Description
Textbooks for References:
[1] CLRS Ch. 6
[2] Python heapq module
0. There are two methods for building a heap from an unsorted array:
(1) insert each element into the heap --- O(nlogn)
(2) heapify (top-down) --- O(n)
(a) Derive these time complexities.
(b) Use a long list of random numbers to show the difference in time. (Hint: random.shuffle)
(c) What about sorted or reversely-sorted numbers?
1. (taken from my first paper: see "Algorithm 1" in Huang and Chiang (2005).)
Given two lists A and B, each with n integers, return
a sorted list C that contains the smallest n elements from AxB:
AxB = { (x, y) | x in A, y in B }
i.e., AxB is the Cartesian Product of A and B.
ordering: (x,y) < (x',y') iff. x+y < x'+y' or (x+y==x'+y' and y<y')
You need to implement three algorithms and compare:
(a) enumerate all n^2 pairs, sort, and take top n.
(b) enumerate all n^2 pairs, but use qselect from hw1.
(c) Dijkstra-style best-first, only enumerate O(n) (at most 2n) pairs.
Hint: you can use Python's heapq module for priority queue.
Q: What are the time complexities of these algorithms?
>>> a, b = [4, 1, 5, 3], [2, 6, 3, 4]
>>> nbesta(a, b) # algorithm (a), slowest
[(1, 2), (1, 3), (3, 2), (1, 4)]
>>> nbestb(a, b) # algorithm (b), slow
[(1, 2), (1, 3), (3, 2), (1, 4)]
>>> nbestc(a, b) # algorithm (c), fast
[(1, 2), (1, 3), (3, 2), (1, 4)]
Filename: nbest.py
2. k-way mergesort (the classical mergesort is a special case where k=2).
>>> kmergesort([4,1,5,2,6,3,7,0], 3)
[0,1,2,3,4,5,6,7]
Q: What is the complexity? Write down the detailed analysis in report.txt.
Filename: kmergesort.py
3. [WILL BE GRADED]
Find the k smallest numbers in a data stream of length n (k<<n),
using only O(k) space (the stream itself might be too big to fit in memory).

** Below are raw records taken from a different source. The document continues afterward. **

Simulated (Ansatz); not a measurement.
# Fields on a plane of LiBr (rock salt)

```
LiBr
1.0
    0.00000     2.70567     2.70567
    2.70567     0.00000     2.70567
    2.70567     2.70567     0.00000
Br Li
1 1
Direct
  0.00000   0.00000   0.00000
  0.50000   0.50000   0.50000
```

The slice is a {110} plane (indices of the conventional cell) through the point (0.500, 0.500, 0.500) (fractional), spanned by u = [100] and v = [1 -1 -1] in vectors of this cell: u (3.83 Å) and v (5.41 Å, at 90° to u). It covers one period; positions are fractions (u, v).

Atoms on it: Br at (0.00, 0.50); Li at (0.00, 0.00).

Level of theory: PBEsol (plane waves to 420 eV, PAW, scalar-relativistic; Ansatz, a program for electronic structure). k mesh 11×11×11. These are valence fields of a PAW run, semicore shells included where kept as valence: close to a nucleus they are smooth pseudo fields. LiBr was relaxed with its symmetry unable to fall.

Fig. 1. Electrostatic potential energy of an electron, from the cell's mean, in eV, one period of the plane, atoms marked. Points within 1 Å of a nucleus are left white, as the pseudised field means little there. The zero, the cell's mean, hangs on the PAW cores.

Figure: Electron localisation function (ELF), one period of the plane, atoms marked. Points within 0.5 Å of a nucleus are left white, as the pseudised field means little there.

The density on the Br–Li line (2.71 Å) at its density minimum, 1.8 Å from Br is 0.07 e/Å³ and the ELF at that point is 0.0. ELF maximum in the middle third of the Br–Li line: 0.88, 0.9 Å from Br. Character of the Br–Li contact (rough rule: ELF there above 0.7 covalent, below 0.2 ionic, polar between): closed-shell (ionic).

>>> ksmallest(4, [10, 2, 9, 3, 7, 8, 11, 5, 7])
[2, 3, 5, 7]
>>> ksmallest(3, range(1000000, 0, -1))
[1, 2, 3]
Note:
a) it should work with both lists and lazy lists
b) the output list should be sorted
Q: What is your complexity? Write down the detailed analysis in report.txt.
Filename: datastream.py
4. (optional) Analyze the time complexities of the two "slow" solutions in HW3
we provided for the closest_sorted problem.
5. (optional) Summarize the time complexities of the basic operations (push, pop-min, peak, heapify)
for these implementations of priority queue:
unsorted array,
sorted array (highest priority first),
sorted array (lowest priority first),
linked list,
binary heap